I used the /usr/local/bin/rundig file which seems to have worked. However, I did not pipe the output to a file : (
-rw-r--r-- 1 root wheel 1.6G Dec 23 20:39 db.docdb -rw-r--r-- 1 root wheel 2.0k Dec 23 18:55 db.docs.index -rw-r--r-- 1 root wheel 163M Dec 23 18:55 db.wordlist -rw-r--r-- 1 root wheel 105M Dec 23 18:55 db.words.db
The file stats look a bit suspicious. It might be that some phase of the indexing run simply failed and left you with a corrupt set of databases. Or perhaps you just have things configured in a manner very different from what I am used to.

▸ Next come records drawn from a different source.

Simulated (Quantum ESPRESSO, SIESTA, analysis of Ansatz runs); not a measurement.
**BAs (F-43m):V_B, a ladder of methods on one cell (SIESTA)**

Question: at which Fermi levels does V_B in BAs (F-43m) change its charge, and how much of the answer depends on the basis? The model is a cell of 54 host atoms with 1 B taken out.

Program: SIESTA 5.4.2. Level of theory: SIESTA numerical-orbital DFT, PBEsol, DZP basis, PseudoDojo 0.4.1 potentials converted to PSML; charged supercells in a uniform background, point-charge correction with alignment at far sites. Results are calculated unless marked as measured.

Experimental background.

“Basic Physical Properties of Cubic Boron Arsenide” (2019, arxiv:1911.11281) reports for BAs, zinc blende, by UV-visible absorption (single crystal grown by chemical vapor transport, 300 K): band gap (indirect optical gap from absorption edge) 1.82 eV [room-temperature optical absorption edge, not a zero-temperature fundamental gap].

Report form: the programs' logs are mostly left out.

The htsearch in cgi-bin loads up fine but I cannot find any words at all
whatsoever, no matter what I search for.
I have now increased the size of the following defaults, but not yet re-run the rundig script because I know it is going to take days....
#max_head_length: 10000 max_head_length: 100000
#max_doc_size: 200000 max_doc_size: 2000000
The max_head_length attribute doesn't affect the terms indexed; it only affects how much text is saved for excerpts. The max_doc_size attribute has the potential to affect the terms indexed, but not in a manner that would easily explain the fact that you can't find any terms. A possible exception might be document types that require preprocessing (e.g. PDFs), however if that were the case, I don't think you would be seeing a 1.6 GB database file.
The problem is that is going to take days to run and might not help.
If you have to take another run at it, you might want to start with a smaller dig in order to verify at least basic functionality.
So, my question is "WTF is in that 1.6 gig database and how do I know in
advance what the current problem is so that I can fix it?"
You might want to try playing with htdump (http://www.htdig.org/htdump.html) in order to determine what is in the database. As for the problem, you might want to start be ensuring that you have plenty of free disk space, both on the partition containing your databases and the partition used for sorting. I believe in most cases the default for the latter is the partition on which /tmp resides.